A villa renovation with a difference and an eye for detail, by Malcolm Walker Architects and KKID
Secrets reveal themselves in their own time at this home in Sandringham, Auckland — little quirks in the design that you might only catch a glimpse of when you’re opening a blind, kicking back on a window seat or playing with the dog in the garden. Switch on the indoor/outdoor sound system concealed within the walls and you’re in for another surprise.
“There are so many well-finished details that you can’t take them all in in one gulp,” says homeowner James White. “It’s so cool — I really love that about good design.”
Much of the original goodness of this three-bedroom 1920s villa had been stripped out when it was converted into two two-bedroom flats in the ’60s, but James and his wife Maria Ross, who run quantity surveying firm Kwanto, were keen to retain what character they could while putting a spin on it, bypassing the standard villa renovation with the box extension out the back for something more inventive.
Kwanto has had a professional relationship with Malcolm Walker Architects for several years, so the pair were excited to bring his creativity to their personal project as part of an A-team that included “true craftsman and hero of the show” Craig Miller of Miller Builders and “frank, pragmatic, talented and wonderful” interior designer Karen Kelly of KKID.
“Malcolm is a genius when it comes to making spaces interesting, and having him on board and understanding how we wanted to live allowed him to play with the idea of the villa while flooding the rooms with natural light,” says James.
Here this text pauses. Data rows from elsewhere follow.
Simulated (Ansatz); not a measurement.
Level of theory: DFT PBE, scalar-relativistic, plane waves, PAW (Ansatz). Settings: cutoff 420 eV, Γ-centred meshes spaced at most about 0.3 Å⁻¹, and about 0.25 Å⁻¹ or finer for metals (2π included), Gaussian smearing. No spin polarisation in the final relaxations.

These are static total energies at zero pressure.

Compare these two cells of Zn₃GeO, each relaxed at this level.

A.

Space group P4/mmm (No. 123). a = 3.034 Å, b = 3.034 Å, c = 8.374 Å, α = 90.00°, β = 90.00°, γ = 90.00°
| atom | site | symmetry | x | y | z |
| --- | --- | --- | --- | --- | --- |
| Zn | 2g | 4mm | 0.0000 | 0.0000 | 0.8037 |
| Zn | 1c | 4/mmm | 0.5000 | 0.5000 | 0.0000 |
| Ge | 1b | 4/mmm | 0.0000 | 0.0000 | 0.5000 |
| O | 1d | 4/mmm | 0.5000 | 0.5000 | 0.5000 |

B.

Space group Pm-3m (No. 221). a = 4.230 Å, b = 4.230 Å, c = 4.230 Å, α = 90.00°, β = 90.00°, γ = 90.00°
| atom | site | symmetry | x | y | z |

“The key essence of the alteration was to extend the living areas to the eastern boundary to provide open western evening living and access to the rear garden,” says Malcolm. “Replanning within the existing footprint of the villa provided two bedrooms and a bathroom off an entry hall by way of a lobby to the west, and a master bedroom, ensuite, laundry and study to the east. The new extension for the living areas creates a sense of retreat while maintaining connections to the sheltered decking and newly landscaped garden, while all-day sun is provided without loss of privacy by the extensive yet careful use of clerestory windows.”
Years of travel taught Maria and James that you don’t need loads of possessions to be happy. They value quality over quantity, and that’s evident in every aspect of this sophisticated abode. “We’re a family of three and don’t have a lot of stuff, so we aimed to avoid ‘space redundancy’ and invest in design, materials, fixtures and fittings so this home will serve our needs for a long time,” says Maria, who along with her husband is highly conscious of the issues around consumption and consumerism.
With myriad ideas on the table, they needed interior designer Karen to help keep their décor succinct (and to become an ally for James, who could talk furniture and lighting all day). Her peaceful, minimal palette of natural, textural, hard-wearing materials came together around an amazing slab of stone (which the couple had already chosen for their kitchen benchtop) and is expressed in neutral colours accented with blues and greens, and brass and stainless steel highlights.
Dressed in Karen’s expertly resolved finery, the remodelled home is exerting its influence on its inhabitants slowly but surely. “I think you subtly begin to change your behaviours when you’re living in a new house,” says James. “You kind of develop go-to points — like, for me, peacing out on the window seat with my headphones on for an hour in the weekend, or sitting on the deck with a cup of coffee and having [our daughter] Mackenzie come and sit on my knee. To me, that’s just so precious, and what it’s really about. It’s about giving ourselves different spaces in which to enjoy each other’s company, and the longer we’re here, the better we become at exploiting those areas.”
Providing just enough spots to share and retreat to, the villa is now a perfectly formed place in which this family can enjoy life and grow together. “With your kitchen, your dining and your living, it is a villa push-out, but Malcolm has done it differently with the nooks and insets and interesting ceilings and hidden doors,” says James. “It’s kind of like waking up in a luxury retreat every morning, but what really spins my wheels are the details. We may never really appreciate it all as a whole package because there are just too many things to take in.”